Leaving Afghanistan – and turning the tables

Brian M Downing

Great powers have come and gone from Afghanistan. None have gotten what they expected. In the 19th century, Anglo-Russian rivalry centered in the Balkans and the Crimea, but Moscow’s expansion into Central Asia threatened British India, or at least seemed to. Officers from both empires parleyed with notables, skirmishes broke out along ill-defined frontiers. The Great Game was on.

In the twentieth century, Afghanistan came into the Soviet sphere. The United States and the Soviet Union clashed directly or indirectly in Korea, Africa, the Middle East, and Vietnam but Afghanistan was remote and irrelevant. In the late 1970s, after the shah fell, Afghanistan remained remote but became relevant. After the communist government in Kabul caused widespread discontent, the US and Pakistan encouraged rebellion, then supported a long fierce guerrilla war. Another game was on.

A third war came after the 9/11 attacks. The US, enjoying the support of Afghanistan’s Northern Alliance and almost all the world, drove the Taliban and al Qaeda out of most of the country. Washington embarked on an ambitious if quixotic program to modernize the economy and government of a landlocked, tradition-bound, war-ravaged country. After a few years, the Taliban became an insurgency and spread throughout at least one-third of the country. District after district fell.

Over the last few years a fourth war has emerged, almost unnoticed. The international support the US once had is all but gone. Global rivalries with China and Russia range across the world and have come to remote but relevant Afghanistan. Iran and Pakistan have aligned with more powerful allies to form a four-power entente that is tying the US down in an unwinnable war.

American strategic thinkers and policy makers do not understand this fourth conflict. They hold to the belief that all concerned parties want peace and stability and will cooperate on a settlement. Until the US recognizes the nature of the war, it will continue to lose lives and money in a financial and strategic sinkhole.

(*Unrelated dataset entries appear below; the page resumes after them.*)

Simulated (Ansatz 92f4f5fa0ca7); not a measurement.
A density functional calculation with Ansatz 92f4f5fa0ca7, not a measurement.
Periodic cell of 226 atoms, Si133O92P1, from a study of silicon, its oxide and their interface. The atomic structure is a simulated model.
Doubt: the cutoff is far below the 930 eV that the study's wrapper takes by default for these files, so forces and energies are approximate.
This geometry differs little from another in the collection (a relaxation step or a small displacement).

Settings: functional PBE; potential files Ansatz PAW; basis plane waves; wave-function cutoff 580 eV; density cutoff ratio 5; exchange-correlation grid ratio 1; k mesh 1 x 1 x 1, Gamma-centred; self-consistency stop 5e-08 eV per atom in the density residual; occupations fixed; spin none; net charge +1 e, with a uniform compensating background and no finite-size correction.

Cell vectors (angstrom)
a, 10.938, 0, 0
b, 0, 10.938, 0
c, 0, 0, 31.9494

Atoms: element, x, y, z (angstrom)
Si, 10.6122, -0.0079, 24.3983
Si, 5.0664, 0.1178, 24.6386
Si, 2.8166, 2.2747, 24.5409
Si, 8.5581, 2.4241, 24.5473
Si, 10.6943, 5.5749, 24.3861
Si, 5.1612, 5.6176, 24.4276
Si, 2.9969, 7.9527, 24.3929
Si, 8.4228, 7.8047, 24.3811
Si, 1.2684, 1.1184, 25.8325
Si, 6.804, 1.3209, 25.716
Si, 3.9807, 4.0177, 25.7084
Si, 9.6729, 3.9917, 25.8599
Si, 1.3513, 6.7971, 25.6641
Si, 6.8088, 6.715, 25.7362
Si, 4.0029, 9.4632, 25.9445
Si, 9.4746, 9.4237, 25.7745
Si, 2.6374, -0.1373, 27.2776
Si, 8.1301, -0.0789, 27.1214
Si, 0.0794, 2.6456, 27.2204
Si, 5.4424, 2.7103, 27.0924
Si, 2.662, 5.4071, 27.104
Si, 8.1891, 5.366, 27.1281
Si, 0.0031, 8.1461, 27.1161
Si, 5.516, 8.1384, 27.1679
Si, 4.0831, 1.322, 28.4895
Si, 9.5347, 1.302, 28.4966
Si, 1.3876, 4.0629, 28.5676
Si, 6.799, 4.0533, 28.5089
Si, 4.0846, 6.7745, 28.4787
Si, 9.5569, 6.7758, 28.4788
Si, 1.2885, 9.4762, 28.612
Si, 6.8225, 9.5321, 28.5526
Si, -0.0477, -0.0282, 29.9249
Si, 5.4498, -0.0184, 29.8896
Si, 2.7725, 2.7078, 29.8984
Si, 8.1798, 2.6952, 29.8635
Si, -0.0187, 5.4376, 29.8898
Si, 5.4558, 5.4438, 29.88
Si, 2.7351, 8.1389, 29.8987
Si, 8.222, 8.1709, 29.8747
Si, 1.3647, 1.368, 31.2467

The US can masterfully turn the tables on China, Russia, Iran, and Pakistan. It can withdraw from Afghanistan and leave the burdens of corruption, internal divisions, wars, and rising Islamist militancy in their hands. It would be an adroit geopolitical move on the part of the United States that would saddle four opposition powers with financial and strategic burdens, perhaps indefinitely. American security will not suffer. It will benefit.

The post-9/11 game (2001-2015)

Few human events have brought as much international condemnation as al Qaeda’s 2001 attacks. Global rivals in Beijing and Moscow condemned them, as did enemies such as Saddam Hussein and Muammar Qaddafi. The NATO defense treaty was invoked for the first time. Russia and Pakistan gave critical logistical support. Even the UN supported the US.

American special forces made contact with Northern Alliance militias and began an offensive that drove out the Taliban and al Qaeda in an astonishingly brief period. Within two months, Mazar-e-Sharif, Kabul, and Kandahar fell to US and Northern Alliance forces. The American military had come through again. The American way would surely follow.

Over the next few years the International Security Assistance Force (ISAF) and numerous other powers began stabilization and development programs. The US State Department, Agency for International Development, Central Intelligence Agency, Health and Human Services, Treasury Department, Federal Bureau of Investigation, Department of Agriculture, and other bureaus all took part in the effort. Other countries joined in. Russia, Iran, and India trained security forces or helped with development programs. China won contracts to develop iron, copper, oil, and rare earth deposits, and built railroads to bring commodities to factories back home.

Despite the large-scale effort, or perhaps because of the presence of so many foreigners, a Taliban insurgency began along the Pakistani frontier and spread over the next ten years. The insurgency would not have gotten very far had it not had help. The Afghan government was, and remains, hopelessly inept and corrupt. Large development programs yield little if anything, as even a Pentagon oversight group (SIGAR ) routinely reports. Huge sums of money are swallowed up into boondoggles or find their way into estates in Kabul and banks in Switzerland.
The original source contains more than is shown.